June 15, 2010 11:19 AM   Subscribe

I need a new bag that will hold all my stuff, look good, and won't make my shoulder sore.

I have carried Healthy Back Bags on and off for years. I keep going back to them because of the room, the pockets and the way I can pack it full, and it still feels light and cozy on my shoulder.

But, I think that it lacks a bit in the style department, and I'm ready for a change. I would love to find similar elements - big, organization/pockets, most importantly, comfy on my shoulder - but in a new bag. Is there such a thing out there?

I'm 5'2" and, um, generous of bosom, so long, crossover straps can be too long and/or uncomfortable for me.

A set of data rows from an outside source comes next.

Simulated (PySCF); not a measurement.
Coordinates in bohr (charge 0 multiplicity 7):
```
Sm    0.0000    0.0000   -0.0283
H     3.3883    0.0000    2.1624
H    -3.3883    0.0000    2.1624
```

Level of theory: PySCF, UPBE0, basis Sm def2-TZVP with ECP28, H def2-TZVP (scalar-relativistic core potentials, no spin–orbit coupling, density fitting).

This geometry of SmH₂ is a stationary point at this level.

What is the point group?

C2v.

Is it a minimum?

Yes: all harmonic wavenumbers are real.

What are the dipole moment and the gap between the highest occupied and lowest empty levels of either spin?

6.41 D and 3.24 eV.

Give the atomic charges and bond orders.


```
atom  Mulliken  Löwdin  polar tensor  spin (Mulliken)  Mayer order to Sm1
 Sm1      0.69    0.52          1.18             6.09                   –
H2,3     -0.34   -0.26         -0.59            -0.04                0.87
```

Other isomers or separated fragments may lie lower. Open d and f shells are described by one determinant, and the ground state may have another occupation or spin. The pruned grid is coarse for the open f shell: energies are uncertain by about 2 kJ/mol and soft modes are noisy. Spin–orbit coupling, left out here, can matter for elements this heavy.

I'd like to find something at $100 or less (preferably less).

Can you help me Hive Mind?
posted by lucyleaf to Clothing, Beauty, & Fashion (16 answers total) 5 users marked this as a favorite
 
I've got this Tom Bihn Messenger Bag with the Absolute Shoulder Strap. That strap works wonders!

Not sure if it meets your style requirement though...
posted by Zoyashka at 11:32 AM on June 15, 2010


How big does the bag need to be? In other words, give some detail on "all my stuff." I am a huge fan of Tom Bihn bags, but some of them get pricey.
posted by enrevanche at 11:32 AM on June 15, 2010 [1 favorite]


Jansport has a lot of decent items; most of their daypacks include storage for laptops, phones and even vinyl records.
posted by Smart Dalek at 11:37 AM on June 15, 2010


How big does the bag need to be? In other words, give some detail on "all my stuff."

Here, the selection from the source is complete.